I’m pretty sure I make clear my point is in-concept and not “we know how life began.” But it’s possible that nuance gets missed by the hearer when I’m presenting so much material in so short a time.
“Do the math on that and you’ll kind of see how Christians need to sort of kind of cheat to win people over. The idea of maintaining an actually balanced analysis, equal time to both parties, doesn’t even occur to them.”
Unfair generalization!
Counter-example?
how much for the “great debate” coffee mug? just in time for xmas i mean solstice or whatever floats your boat……. 🙂
Click the picture. It takes you to the sales page (it’s not mine; someone else beat me to it, but they deserve your patronage).

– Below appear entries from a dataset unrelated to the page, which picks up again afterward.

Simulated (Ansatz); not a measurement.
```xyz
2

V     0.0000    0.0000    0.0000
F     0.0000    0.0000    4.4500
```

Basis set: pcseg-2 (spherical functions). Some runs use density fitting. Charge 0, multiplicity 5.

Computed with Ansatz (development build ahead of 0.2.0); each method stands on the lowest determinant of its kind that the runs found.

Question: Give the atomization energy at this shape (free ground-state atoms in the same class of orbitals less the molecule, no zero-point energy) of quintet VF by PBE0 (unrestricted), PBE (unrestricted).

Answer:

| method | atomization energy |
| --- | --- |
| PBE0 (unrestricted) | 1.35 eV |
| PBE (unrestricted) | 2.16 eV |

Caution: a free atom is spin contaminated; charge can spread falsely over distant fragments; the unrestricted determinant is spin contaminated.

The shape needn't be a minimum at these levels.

Watching the debate right now. I’ve never actually sat through an entire such event. About 2/3 way through right now. I’m wondering–is there any evidence that events like this make any kind of difference as to what or how anyone thinks?
Yes. Apart from abundant anecdotal evidence that some debate played a part in a lot of atheists leaving religion (by laying seeds that over the long term led them to realize they couldn’t defend their faith against the arguments made), there is solid empirical evidence that it can change minds even immediately in the Fry-Hitchens team debate.
But the latter is rare. Usually before-after polls of the audience show minimal movement, but that’s true for everything anyone believes. You don’t just turn it off like a switch; you continue affirming belief as it erodes instance after instance after instance until it erodes so far you just can’t bring yourself to affirm it anymore, and that requires more than one debate or event or book, but a series of them, but a series requires individual elements to constitute the series, and a debate can often be one of them.
That Q&A gets just plain ridiculous when the apologist goes on about the “embarrassment of riches” concerning sources for Jesus’ resurrection. Especially since he no doubt heard Carrier on this topic during the talk.
It almost seems like the “professional apologists” are purposefully playing deaf to the actual question. Instead of providing sources for a resurrected JC. Esposito just goes rattling of a list of people who mentioned a jesus and lived a long time ago. And he’s hardly the only one that does this, Craig does the same thing.
I don’t recall any skeptic ever… *EVER* doubting that there are ancient sources mentioning Christians believing in stuff, what they always ask for is contemporary sources. Nobody is asking to hear apologists bring up friggin’ Tacitus again. What is the point of apologetics if they can’t even answer a straight and simple question on arguably the most important event of ever in their religion.
Accepting “[noun] exists”, sure.
But a knowledgeable interventionist god that persuasively whispers its opinions into the heads of particular followers. One that ostensibly is the source of authority a sect uses to insist members share those opinions…
The proposition itself doesn’t entail specific positions either way, it may entail reassessment of many other positions.
I was saddened by Esposito’s arguments, they were too standard and some of the weaker forms.
However, you are a fantastic debater. It’s rare to see someone put out all the fires and question time only to find out that they have plenty left to keep pouring the water on. I wanted to chuckle and shake my head when he had his second section and accused you of not answering objections he hadn’t raised yet to your moral argument.
The only thing I would have gone on about in the spare time in the first section was pointing out that we can’t expect life to exist in a universe that can’t support it, but that it exists in a niche that can support it is the only thing we can expect. This also ties into the morality argument. Should we expect a species to survive if every single individual in it has a chief urge to kill every other individual? No, it cannot and will not survive. Only a species that has at least a bare minimum of cooperation can live on.
I have to admit I was scared for him when he mentioned multiple independent attestations. I was hoping for you to shred into that directly a bit more.